FOSSPicks

PaulXStretch

If you're into music production, or otherwise playing around with audio, time stretching is one of the most common audio effects you can use. This is because time stretching is both practical and creative. It's practical because it enables you to mix audio recorded at one speed with audio recorded at another, without any sign that the audio has been processed. It's creative because your audio becomes malleable in both duration and pitch. Both time stretching and pitch shifting are intrinsically linked because, to make a duration longer or shorter, audio is slowed down or speeded up. This affects its pitch. And the process to restore pitch isn't easily accomplished. The human voice, for example, contains formants that don't track the fundamental pitch of the voice. They need to be filtered out and separately processed, and there are the same caveats for any other type of music, instrumentation, or percussion.

PaulXStretch is one of the first audio plugins we've been able to build and use as a CLAP plugin, making it ideal for powerful Linux audio processing and manipulation.

To accommodate all this audio complexity, all kinds of algorithmic techniques have been created for dealing with specific types of sound, and many of those techniques can also be used creatively. Which is exactly what this audio plugin, PaulXStretch, has been designed to do. The Paul in its name comes from the central algorithm it uses to process audio (Paul's Extreme Time Stretch, originally developed by Nasca Octavian Paul), but the plugin has been designed to give you quick and easy access to a comprehensive suite of time stretching related functions that can do anything from accurately changing the pitch of your audio to mangling it beyond all recognition. There are seven horizontal modules that can be selectively enabled or disabled, and these manipulate the stretch amount, harmonics, noise, frequency shift and spread, a low- and high-pass filter, and even binaural processing. Their order can be changed with a flow diagram below the module parameters. Beneath this is a tabbed view to show the sampled audio waveform, the processed segment ratios, and an equalizer.

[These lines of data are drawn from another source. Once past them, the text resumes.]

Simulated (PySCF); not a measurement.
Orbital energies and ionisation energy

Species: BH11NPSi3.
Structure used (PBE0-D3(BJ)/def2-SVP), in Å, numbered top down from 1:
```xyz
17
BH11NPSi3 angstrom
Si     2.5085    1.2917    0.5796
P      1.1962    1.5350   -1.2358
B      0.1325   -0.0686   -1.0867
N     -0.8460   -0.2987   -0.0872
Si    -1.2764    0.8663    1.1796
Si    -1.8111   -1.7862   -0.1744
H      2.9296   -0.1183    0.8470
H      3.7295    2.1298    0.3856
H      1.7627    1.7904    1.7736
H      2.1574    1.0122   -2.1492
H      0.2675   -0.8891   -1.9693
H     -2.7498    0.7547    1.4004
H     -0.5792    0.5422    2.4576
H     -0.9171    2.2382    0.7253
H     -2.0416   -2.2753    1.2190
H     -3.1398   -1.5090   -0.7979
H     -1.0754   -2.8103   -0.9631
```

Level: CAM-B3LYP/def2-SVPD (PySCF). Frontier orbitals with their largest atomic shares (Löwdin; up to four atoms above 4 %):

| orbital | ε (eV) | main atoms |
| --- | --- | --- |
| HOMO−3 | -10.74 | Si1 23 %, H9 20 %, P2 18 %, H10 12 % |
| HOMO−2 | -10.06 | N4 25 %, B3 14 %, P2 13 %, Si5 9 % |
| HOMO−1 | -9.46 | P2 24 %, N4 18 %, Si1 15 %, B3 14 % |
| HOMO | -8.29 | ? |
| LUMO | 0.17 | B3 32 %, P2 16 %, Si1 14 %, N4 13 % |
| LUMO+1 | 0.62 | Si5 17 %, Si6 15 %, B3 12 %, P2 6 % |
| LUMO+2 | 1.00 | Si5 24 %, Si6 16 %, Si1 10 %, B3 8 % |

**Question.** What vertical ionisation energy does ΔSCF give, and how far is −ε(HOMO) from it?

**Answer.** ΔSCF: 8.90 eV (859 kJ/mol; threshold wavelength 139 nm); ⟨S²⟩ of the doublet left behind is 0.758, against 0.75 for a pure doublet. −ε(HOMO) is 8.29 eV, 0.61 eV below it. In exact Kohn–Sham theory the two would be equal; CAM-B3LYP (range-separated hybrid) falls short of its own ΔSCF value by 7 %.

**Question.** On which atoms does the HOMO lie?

This might all sound complicated, but you can easily play with the controls without understanding their function, and the sound can range from slight tonal differences to huge, glitching feedback loops. You can either process a file or an incoming stream and send the output back to your audio application or to an exported file. Audio can be sampled and frozen, with a subsection selected from the waveform view for special focus. It works well as a DJ or musician's effect for real-time processing, but it's equally adept as a drop-in effect in Ardour or Bitwig. But what's especially remarkable about this plugin is its quality, and that could be because its developer usually makes commercial and proprietary plugins. PaulXStretch, however, is completely open source and can even be built as a shiny new and unexplored CLAP plugin (which is how we tested it). The UI has a level of professionalism you don't often see in open source plugins. While there are many different options crammed into its single window, they're easy to navigate and don't overwhelm the UI with complexity. This is a genuine accomplishment that's quite apart from the amazing sound processing the plugin is capable of, and it's brilliant to see effects like these making their way to Linux.

Project Website

https://github.com/essej/paulxstretch

Alongside the pitch and time shifting, there are some excellent standard effects that can be used in isolation, including compression and equalization.

Multiplayer board games

Tabletop Club

Network gaming has been around for almost as long as there's been gaming. You could play text-based Multi User Dungeons (MUDs) on university mainframes in the late 1970s, and there were several brilliant 8-bit home computer games that could link up via a null modem cable for multiplayer fun. Null-modem gaming begat dialup modem gaming on bulletin board systems which eventually led to the Internet. But with the exception of games such as chess, checkers, and Scrabble, the idea of playing an already established tabletop game online is relatively new. This could be because the intellectual property for so many games is so closely guarded. While you might be able to buy and play an individual game, recreating the spontaneity of being with friends and choosing a game seems almost impossible.

This is where Tabletop Club can help. It's a physics-driven 3D multiplayer game canvas designed to help you easily recreate your favorite board games so you can then play them online with your friends. The key to being able to do this is asset packs. An asset pack is a bundle of the boards, pieces, cards, sound graphics, and save-game rules required for a game to run, save, and be restored. The game logic doesn't need to be implemented, because you're playing with other people, just as you would with a real board game. You all need to voluntarily stick to the rules, and Tabletop Club bundles chess and checkers to help you get started. The documentation is brilliant and includes a few easy-to-follow tutorials to help you create asset packs for your own games. As you might expect, there's an active community behind the project, and hopefully users will share their own asset packs for their own favorite games. If you've not tried something like this before, you might be expecting a poor imitation of the IRL experience, but Tabletop Club is actually a lot of fun when combined with a video chat with your fellow players. It's the next best thing to actually being there.

Project Website

https://github.com/drwhut/tabletop-club

Built with the Godot games engine, Tabletop Club makes it easy to play your favorite board games online.